American Economy,  Barack Obama,  Polling

Poll Watch: Americans Favor Taxing the Rich and Obama’s Job Plan

According to the latest Gallup Poll.

Americans generally favor raising taxes on higher-income Americans and eliminating tax deductions for some corporations as ways of paying for President Obama’s proposed jobs plan.

Slightly more than half of rank-and-file Republicans and Republican-leaning independents favor the idea of eliminating certain corporate tax deductions as a way to pay for a jobs creation bill. Forty-one percent of Republicans favor raising taxes on higher-income Americans. Democrats strongly favor both proposals for paying for the cost of the jobs bill.

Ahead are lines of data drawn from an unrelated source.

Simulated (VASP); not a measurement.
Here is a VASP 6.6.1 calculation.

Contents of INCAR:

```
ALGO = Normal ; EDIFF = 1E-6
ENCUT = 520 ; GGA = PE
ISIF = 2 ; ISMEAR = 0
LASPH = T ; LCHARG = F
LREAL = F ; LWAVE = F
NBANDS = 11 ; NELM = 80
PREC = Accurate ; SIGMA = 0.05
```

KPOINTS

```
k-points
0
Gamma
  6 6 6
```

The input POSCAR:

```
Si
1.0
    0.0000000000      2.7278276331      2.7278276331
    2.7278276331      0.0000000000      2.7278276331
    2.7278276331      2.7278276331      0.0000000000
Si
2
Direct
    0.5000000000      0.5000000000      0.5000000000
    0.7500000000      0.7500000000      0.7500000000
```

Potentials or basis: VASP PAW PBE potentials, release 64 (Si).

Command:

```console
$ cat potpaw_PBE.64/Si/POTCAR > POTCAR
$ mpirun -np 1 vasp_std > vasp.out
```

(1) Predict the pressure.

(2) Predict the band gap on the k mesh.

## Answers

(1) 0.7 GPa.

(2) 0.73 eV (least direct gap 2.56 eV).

Not really a surprise because nobody considers themselves rich. But, how  can anyone possibly think this will lead to job creation?

Americans Favor Almost All Proposals in Obama’s Jobs Plan

Americans agree with a number of the job-creation proposals included in Obama’s jobs plan — specifically including the ideas of providing tax cuts to small businesses; providing additional funds for hiring teachers, police officers, and firefighters; and giving tax breaks to corporations for hiring the long-term unemployed. Slightly less than half favor reducing Social Security taxes for workers and employers.

The chart:

So, what does this all mean?

This is the second Gallup survey conducted in the last two weeks showing that the American public broadly supports Obama’s jobs plan. A majority of Americans interviewed this past weekend believe the plan would help at least a little to create jobs and improve the economy.

Many of the proposals embedded in the plan receive majority support, and Americans strongly endorse the idea of paying for the plan by raising taxes on higher-income individual taxpayers and by eliminating tax deductions for some corporations. While Republicans are considerably less positive about the potential efficacy of the plan than are Democrats, a majority of the former favor a number of Obama’s proposals, and also favor eliminating tax deductions for corporations to help fund the plan.

But, the real question is whether these proposals work? Will any jobs be created?

Popularity may win you votes, but not necessarily produce an improving economy.